I’ll be the first to admit I was absolutely lost the first couple of days I started using Twitter. I didn’t follow anyone I cared about, none of my friends were on it and I didn’t understand what to say or what to do

Looking back, as much as I hate to admit it, it wasn’t until a weird owl named “Mr. Tweet” gave me a few suggestions of who I should follow before I began to find some interesting people on Twitter. From there I was able to branch out, finding a few more people who were conversing with the people I was newly following.

Before I knew it I had a nice little network of people to follow and talk to. Most of them weren’t too weird. For the most part they were interested in some of the same things I was: Minnesota, healthcare marketing, the internet, celebrities and sports.

So why are marketers so obsessed with Twitter?

Because they care what you are doing and thinking, especially as it relates to products and services they have to offer.

A quick search and you can find that there are people actually interested in everything from Anoop Dogg on American Idol to polar ice caps. Marketers find this invaluable because they can have real conversations with people thinking about products and services they have to offer.
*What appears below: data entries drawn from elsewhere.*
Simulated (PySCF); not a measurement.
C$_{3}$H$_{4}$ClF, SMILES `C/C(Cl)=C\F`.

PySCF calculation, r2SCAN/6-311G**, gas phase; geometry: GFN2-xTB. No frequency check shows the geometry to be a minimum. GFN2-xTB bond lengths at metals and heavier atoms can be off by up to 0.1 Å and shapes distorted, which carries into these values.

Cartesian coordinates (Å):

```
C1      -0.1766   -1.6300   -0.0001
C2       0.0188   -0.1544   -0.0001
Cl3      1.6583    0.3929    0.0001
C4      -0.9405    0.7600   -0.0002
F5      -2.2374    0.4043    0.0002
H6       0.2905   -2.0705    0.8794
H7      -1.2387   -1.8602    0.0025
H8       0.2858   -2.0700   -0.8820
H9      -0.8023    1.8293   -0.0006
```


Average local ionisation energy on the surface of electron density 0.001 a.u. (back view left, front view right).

Take for example this scenario layed out by Peter Hershberg in Advertising Age:

“A young woman in Chapel Hill, N.C., wakes up sweating. Her air conditioner has died. She knows she wants a new one, but she wants one that will be energy-efficient, easy to install on her own, reliable and not too expensive.

She hops online and types, “I need a new A/C today; I have $250 to spend — help!” into Twitter, which in turn feeds automatically into her Facebook status. She immediately begins to receive replies in both channels from friends with advice on retail outlets, air-conditioner brands and how to stay cool with no A/C. She also sees an @ reply on Twitter from a national big-box retailer letting her know its Chapel Hill location has new air conditioners in stock, as well as a link to the section of its website that shows air conditioners for under $250.”

This is a great example of how social media can be used be marketers. Consumers don’t even need to walk into a store to be helped. All they have to do is say what they are thinking about something and someone should be there to help them. Zappos.com has over 430 employees actively mining Twitter and it is part of their customer services. Do you?

Follow me at twitter.com/allanwoodstrom.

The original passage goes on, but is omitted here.